Wednesday, December 7, 2016

Book Review: We Should All Be Feminists

I haven't done a book review here on the blog in a LONG time, but I recently read We Should All Be Feminists by my woman crush Chimamanda Ngozi Adichie and I wanted to take a moment to really appreciate this piece the way it deserves to be appreciated! I absolutely loved this essay and continue to fall into deep admiration of Adichie every time I come across her work. Keep reading for a glimpse into this work and my thoughts on it!

We Should All Be Feminists is an essay based on a TEDTalk that Adichie gave in 2012 of the same name. In this essay, Adichie tackles the subject of feminism in the 21st century, from its societal perception and stigma, what it means to identify as a feminist, the benefits of feminism for society and the societal harms of stifling the feminist movement. Adichie presents these ideas in such a brilliant and concise way and in language that is accessible for readers of a wide range of levels. This essay is a very quick 48 pages (I believe it took me a total of 40 or so minutes to read from cover to cover) and covers such an important topic in a way that anyone can read and learn from it and if I could afford it I would totally buy tons of copies of this essay and hand them out to everyone.

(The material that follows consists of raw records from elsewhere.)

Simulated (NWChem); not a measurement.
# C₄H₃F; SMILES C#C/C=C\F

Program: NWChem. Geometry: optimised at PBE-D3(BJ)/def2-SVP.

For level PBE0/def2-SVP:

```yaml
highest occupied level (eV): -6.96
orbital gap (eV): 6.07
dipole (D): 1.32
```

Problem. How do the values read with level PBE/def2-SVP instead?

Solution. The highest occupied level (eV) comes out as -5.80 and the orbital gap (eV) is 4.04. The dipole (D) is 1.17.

Though this TEDTalk was originally given in 2012 and this essay was originally published in 2014, the concepts still translate and are culturally relevant in our society, especially everything that has occurred around our country's election cycle this year. This quote in particular stood out to me:

"Not long ago, I wrote an article about being young and female in Lagos. And an acquaintance told me that it was an angry article, and I should not have made it so angry. But I was unapologetic. Of course it was angry. Gender as it functions today is a grave injustice. I am angry. We should all be angry. Anger has a long history of bringing about positive change. But I am also hopeful, because I believe deeply in the ability of human beings to remake themselves for the better."

In our society, we are taught that it's not okay to be angry. It's not okay to raise our voice. It's not okay to feel our feelings and let our emotions drive us to bring change. Anger = bad. Emotions = bad. Accept the status quo and everything will work itself out in the end. This is one of the most frustrating things that those who see injustice in the world and want to make a change have to unlearn. It is an act of bravery to stand up an express your displeasure with what you see as an injustice in our world because you open yourself up to so much criticism from everyone in your life. This goes for not just topics of gender and feminism, but for everything. This is why it's scary for people to speak out. This is why it's easier to sit in silence and accept the status quo, ESPECIALLY when you're in a position of privilege (what's up white people, men, straight folks, cisgender friends, etc. etc. etc.) and it makes it that much more important to express your anger and concern for the state of our society. Silence won't change anything. Expressing ourselves and standing up for the change we want to see in the world will.

This essay is filled with wonderful bits just like this and while it may be easy for someone like me who discusses feminism and issues of social justice as a part of my every day life, this work is also a great stepping stone for someone who is new to the concept of feminism or might not fully understand what it is or why this concept exists, without dragging you through the history of women's rights that a lot of us are familiar with. It's a modern view on why feminism (and fighting for equal right for all people in general) is a benefit for everyone in our society which makes this a great entry way to further discussion on the topic.

To end, I wanted to leave the actual definition of feminism, as it gets so misconstrued so frequently:

noun fem·i·nism | \ˈfe-mə-ˌni-zəm\

1 : the theory of the political, economic, and social equality of the sexes
2 : organized activity on behalf of women's rights and interests

Of course, I whole heartedly recommend this book to readers everywhere. It's a book that will make you think critically, see the world from a perspective you may not have experienced, and understand your place in fighting against the injustices in our society, something I'm a huge advocate for. Definitely pick this up whenever you get the chance for something that will make you feel inspired and empowered!